But no such psychological balm exists in jump-racing. Pain and danger are never more than the next jump away. No amount of talent excuses a jockey from that reality, and McCoy’s story has never been about outrageous talent anyway.

Some observers who saw his first winner over fences, Chickabiddy at Exeter in 1994, apparently all but looked away such was the lack of polish. At the time, it was another North of Ireland man, Richard Dunwoody, who reigned at the top of the game. An obsessive personality himself, Dunwoody's brutal desire to win was cloaked in a natural style and polish that could make jumping a fence look an organically cooperative exercise between man and beast. There was an aestheticism to it. McCoy has never cared how he gets to the other side, just so long as he gets there, in front.

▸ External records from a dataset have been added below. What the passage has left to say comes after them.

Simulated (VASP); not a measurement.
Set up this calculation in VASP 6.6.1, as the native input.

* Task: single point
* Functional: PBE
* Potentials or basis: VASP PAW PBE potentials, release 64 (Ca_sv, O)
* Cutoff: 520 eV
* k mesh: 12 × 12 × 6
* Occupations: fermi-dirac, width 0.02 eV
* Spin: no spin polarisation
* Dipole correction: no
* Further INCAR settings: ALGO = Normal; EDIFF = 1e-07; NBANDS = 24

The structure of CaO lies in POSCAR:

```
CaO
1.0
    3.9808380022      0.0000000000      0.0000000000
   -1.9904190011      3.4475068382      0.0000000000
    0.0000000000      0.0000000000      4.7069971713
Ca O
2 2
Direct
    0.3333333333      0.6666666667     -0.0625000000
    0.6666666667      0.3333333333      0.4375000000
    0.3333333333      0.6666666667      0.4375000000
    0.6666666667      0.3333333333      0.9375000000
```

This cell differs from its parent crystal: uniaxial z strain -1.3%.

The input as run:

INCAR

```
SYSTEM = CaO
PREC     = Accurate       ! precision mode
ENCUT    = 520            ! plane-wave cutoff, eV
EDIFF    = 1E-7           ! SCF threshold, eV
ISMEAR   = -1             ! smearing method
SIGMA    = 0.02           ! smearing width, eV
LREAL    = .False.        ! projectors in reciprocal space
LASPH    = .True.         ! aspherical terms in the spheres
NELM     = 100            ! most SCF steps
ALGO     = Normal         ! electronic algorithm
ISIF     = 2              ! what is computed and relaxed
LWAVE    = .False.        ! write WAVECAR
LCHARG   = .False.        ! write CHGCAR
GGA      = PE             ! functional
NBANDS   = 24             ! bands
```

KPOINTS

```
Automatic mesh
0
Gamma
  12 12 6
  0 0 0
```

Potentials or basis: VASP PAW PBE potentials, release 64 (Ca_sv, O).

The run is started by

It doesn’t always look pretty but there has never been any arguing with the results, or the raging desire that conjures those results. Champion jockey for the first time in 1996, he has retained the crown every year since, despite collecting a range of injuries that other riders might proudly recite but which McCoy dismisses as irritants in his pursuit of the next win.


Blinkered devotion
At 39, he is now at an age when every season represents a bonus and yet he gives no indication of slowing down, getting bored, or settling for a married man's pace that might be forgivably even more marital considering McCoy is also a father of two. Some might dismiss such blinkered devotion to winning as evidence of a chronic lack of imagination, a failure to consider how much he has to lose.

But McCoy is no fool. He knows he breaks, but considers himself unbreakable. The mental resilience required to maintain such an attitude actually dwarfs the physical toughness that jump jockeys regard as de rigueur anyway.

An undisputedly great rider, there is no insult in pointing out how the instinctive rush to label him the greatest ever because of his unparalleled success appears misplaced. If such distinctions came down to just figures, Ben Hogan would be only half the golfer Jack Nicklaus was, which would be news to Nicklaus who remained in awe of the flinty Texan even at his peak.

Just as Roger Federer's statistical claim to be tennis' best-ever through Grand- Slam wins is hard to equate to his head-to-head record with Rafa Nadal, McCoy's claims to be the best around right now stumble against many professional views that Ruby Walsh represents a more rounded combination of power and subtlety in the saddle. And that's not even taking into account names like Dunwoody, John Francome and Fred Winter casting Laver-like shadows from the past.

In comparison McCoy can sometimes appear a more one-dimensional jockey. It is no coincidence that polls about his greatest ever ride involve examples of apparent lost-causes retrieved by the near-manic desire of the man on top to never give up. But as dimensions go, the sight of McCoy coiled in a ferocity of will on the run to the last is perhaps the most enthralling in the entire sport. Who could have known?